Sunday, July 3, 2011

Of undefineable dissolution

“If you think I’m going to discuss the dissolution of our marriage at a place where the toilets are labelled Dudes and Chicks, you’re out of your mind!” – Bree van der Kamp

* * * * *

I’ve always admired the fictional Mrs van der Kamp for those little gems.

If only that particular statement wasn’t so apropos.

We were having an extremely late dinner at one of these holes-in-the-wall places at the heart of the city. We talked about things that have happened to our friends. We talked about things that we did. We talked about work. His. Mine.

We’ve had this little row a month or so back where little nitpickings, petty jealousies and cutting, hurtful words were thrown around like hand-grenades. It even got a little physical—no, not like that! We settled it by each apologising—him for his jealous outburst and me for hammering in on his insecurities. For some reason, I have this disturbing gift of finding someone’s weak points and exploiting them in a fight—so in case it gets into a tussle, I know to aim a kick at his left knee… but I digress. We agreed to table the conversation to a more opportune timing.

Those who’ve known me enough knew by now that good timing and I were never easy acquaintances. The love of my life died on Valentine’s Day, and I got dumped on my birthday for crying out loud!

Well, the talk started out guardedly with each of us doing this bizarre waltz around verbal eggshells. So, me being me just bluntly asked him what is his problem? I could almost swear that you could knock me down with a feather when he started out listing the reasons. For reasons I'm unable to fathom the qualities he found as my strengths and main attractions now became glaring points of contention:
1. My tenacity is now pig-headed stubbornness
2. A snappy, subversive humour is now an unruly tongue
3. My compartmentalizing my own emotions now makes me a heartless sociopath

And it goes on and on and on. I admit I was’t exactly defusing the tableau by winding him up to see just how far he could go with it. Apparently our Mr Kwan has accumulated quite an impressive frequent-flyer mile since he went there, built a house and started knitting—metaphorically speaking, that is—and it devolved into youdon’tthinkI’mgoodenoughbecauseyouhavethehotsforsomeoneelse and you’reimmatureandactlikeacompletetool and its several variations.

I couldn’t take it anymore so I left and let him stew in his own juice.
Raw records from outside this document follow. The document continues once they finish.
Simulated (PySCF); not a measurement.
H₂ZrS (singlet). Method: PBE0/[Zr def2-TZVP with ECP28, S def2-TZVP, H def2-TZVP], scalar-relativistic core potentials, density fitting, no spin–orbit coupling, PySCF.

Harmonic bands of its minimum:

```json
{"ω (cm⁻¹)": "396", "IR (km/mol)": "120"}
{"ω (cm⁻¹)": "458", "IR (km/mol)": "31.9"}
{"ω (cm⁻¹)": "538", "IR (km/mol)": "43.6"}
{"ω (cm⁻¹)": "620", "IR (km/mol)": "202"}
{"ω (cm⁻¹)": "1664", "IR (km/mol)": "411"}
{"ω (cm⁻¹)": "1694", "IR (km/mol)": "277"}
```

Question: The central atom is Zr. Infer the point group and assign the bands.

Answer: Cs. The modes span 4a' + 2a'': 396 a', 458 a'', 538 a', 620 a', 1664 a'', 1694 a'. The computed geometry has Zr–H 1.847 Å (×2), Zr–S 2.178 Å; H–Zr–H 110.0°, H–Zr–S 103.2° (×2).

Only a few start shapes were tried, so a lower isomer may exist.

Yes, I know it sounds wrong …

The upshot is now we’re on a time-out. I could never understand that particular concept when it comes to relationships; what does that mean? What does it entail? Are you back to single-but-dating status?

With things the way they are now, I’m hard-pressed to say I’m optimistic of the outcome. We’re two independent people who are both stubborn and not exactly gracious about admitting our mistakes. It’s like the Titanic meets iceberg. Only time will tell who sinks—and pulls everyone down with him.